With Robots In Control, Chemical Makers Fight For Formula Ownership

Four decades ago as a young engineer working for Imperial Chemical Industries Ltd., Patrick Thomas helped install one of the sector’s first digital computer systems: a mahogany-encased machine now on display in a science museum. 

Computing has since transformed the industry into a $4 trillion business supplying ingredients for all types of manufactured goods, ranging from shampoo to paint to mattresses. Yet for Thomas, it’s also emerging as a battleground over ownership of valuable formulations.

“There’s no sort of regulatory framework and there’s no shortage of lawyers trying to get involved,” said the executive, who headed German chemicals maker Covestro AG for more than a decade before becoming chairman of Johnson Matthey Plc on June 1. And he said, “Who owns the data in the chain?”

The warning from the top industry veteran serves to highlight a debate raging across the corporate world over data, privacy and ownership rights, which has particular relevance to chemical makers because of their growing reliance on factory automation. 

Industrial robots are stepping into the shoes of trusted employees, absorbing huge quantities of sensitive data from both manufacturers and customers, while learning and modifying key formulations along the way.

Capture Value
Suppliers have captured all the value created by artificial intelligence, according to Vijay Sarathy, head of chemicals for North America at consultancy firm Accenture. Customers contributing data to the manufacturing chain now feel they are owed something for their input.

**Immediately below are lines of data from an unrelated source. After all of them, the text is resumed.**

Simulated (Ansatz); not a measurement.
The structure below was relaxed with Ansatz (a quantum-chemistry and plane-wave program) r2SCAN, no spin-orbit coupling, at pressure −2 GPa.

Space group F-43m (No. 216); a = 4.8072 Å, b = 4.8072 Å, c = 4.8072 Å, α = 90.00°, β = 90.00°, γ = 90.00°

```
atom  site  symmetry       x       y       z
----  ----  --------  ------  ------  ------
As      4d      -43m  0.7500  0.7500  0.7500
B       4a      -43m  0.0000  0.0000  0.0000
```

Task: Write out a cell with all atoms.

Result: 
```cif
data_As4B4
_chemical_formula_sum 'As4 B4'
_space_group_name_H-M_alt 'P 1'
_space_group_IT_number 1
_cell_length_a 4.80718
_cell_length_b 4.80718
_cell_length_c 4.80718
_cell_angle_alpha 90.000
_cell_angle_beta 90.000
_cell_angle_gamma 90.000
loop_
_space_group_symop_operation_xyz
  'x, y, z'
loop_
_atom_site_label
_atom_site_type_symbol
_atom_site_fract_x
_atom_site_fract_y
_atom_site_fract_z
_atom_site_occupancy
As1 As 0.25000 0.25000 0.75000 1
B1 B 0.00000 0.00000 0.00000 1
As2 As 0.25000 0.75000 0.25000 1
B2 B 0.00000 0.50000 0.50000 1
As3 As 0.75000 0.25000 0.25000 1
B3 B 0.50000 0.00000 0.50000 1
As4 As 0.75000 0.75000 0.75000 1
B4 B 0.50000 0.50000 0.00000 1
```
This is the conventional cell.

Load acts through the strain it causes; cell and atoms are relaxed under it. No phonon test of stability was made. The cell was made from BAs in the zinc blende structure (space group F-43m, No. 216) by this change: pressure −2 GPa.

“One thing that won’t work is someone thinking that they can keep all the value created to themselves,” he said. The ownership lines are especially blurred for the chemicals sector because of its highly interactive relationship with customers, reliance on broad supply chains and input from software companies helping to develop automation tools and products.

The first automated machine controls for chemicals began in the 1950s, followed by development of software from companies including SAP SE and Oracle Corp. to run whole plants. The latest offerings, part of a broader move to digitalisation known as Industry 4.0, embodies self-learning robots designed for the autonomous plants of the future.

Tighten Rules
Although Europe this month tightened the rules on data protection for individuals, chemical manufacturing is still an unregulated wild west, Thomas said in the interview.  It’s getting more difficult to protect a company’s know-how, while the lack of rules on data ownership is slowing advances and spawning defensive moves by companies seeking to protect their innovations.

Companies are experimenting “to see what works,” he said. In the case of Covestro, the German maker of plastics and coatings spun out of Bayer AG, customers are offered a kind of digital dashboard to adjust formulations to alter glossiness, color-fastness and product durability, but the precise data recipe is kept in a detached cloud owned by the company.

The arrival of artificial intelligence onto factory floors is timely as experienced workers reach retirement age, executives said. Self-learning software can go some way in filling the gap left by long-standing workers who could often adjust machines or formulas almost instinctively.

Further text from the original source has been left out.